More precisely, sliders, also known as carousels, are bad for your audience engagement on your website. Audience engagement, as we know, is critical for converting people into customers or supporters, and beyond that, search engines also track time spent on a page indicating that it likely has at least some impact on your rankings.

“But if people have to sit through a slideshow, aren’t they spending more time on the page?” Not necessarily.

The statistics around sliders are pretty dismal, and the likelihood they increase bounce rate must be considered. Bounce rate is the percentage of website visitors who leave without ever looking at a second page.

The University of Notre Dame ran a study on the usage of a homepage slider on their website a few years ago. Out of 3,755,297 visits to their homepage in a six-month window, only 1% of users clicked on a slider, and 89% of those clicks were on the first image. Hardly anyone was willing to make it past the first slide or even act on what they saw. That homepage real estate is far too valuable to waste on such low engagement rates.
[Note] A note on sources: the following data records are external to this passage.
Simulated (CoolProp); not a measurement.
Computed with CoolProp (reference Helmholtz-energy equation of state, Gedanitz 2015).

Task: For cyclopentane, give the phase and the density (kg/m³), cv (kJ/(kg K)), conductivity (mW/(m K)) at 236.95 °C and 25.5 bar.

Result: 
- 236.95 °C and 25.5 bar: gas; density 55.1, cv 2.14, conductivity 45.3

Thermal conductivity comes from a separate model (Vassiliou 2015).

Why Don’t People Like Sliders?

For starters, they come across a little spammy by flashing a lot at users as soon as they enter a page. They can easily feel like unwanted ads. Further, they remove some control from the user by automatically rotating to the next image. Bells and whistles can be great on websites, but not when the user isn’t in control. This is part of the user-experience (UX) you have to consider. Add on top of this that most web designers and developers just aren’t planning for an ADA-friendly slider like they should. ADA-compliant sites should always leave the user in control and play nicely with any assistive technology.

UX Design TipsWe also need to consider attention spans and overall experience. Let’s be honest—we’re a fast-moving culture, and we love fast gratification. We want to be wowed quickly, find answers easily, and it’s our jobs as designers and marketers to make that happen. Assuming that a prospective customer or donor even wants to sit and watch or click through a carousel is a stretch! What users do want is to be pulled into a website in a way that naturally encourages them to scroll through and click on what they came to find. This is accomplished with a variety of tools and tactics ranging from composition and color theory to the direction of a glance in a stock photo. All these things, and more, work together to break up space and prioritize the right content. It’s fresh. It’s fast.

Sliders Are Old-School

Just for good measure, we should also point out that as quickly as internet trends have changed and become brighter, lighter, and cleaner, a clunky slideshow could easily read as dated. We aren’t saying you have to go ultra-modern if that’s not your taste, but no one likes to be dated unless it involves a bottle of wine and long walks on the beach.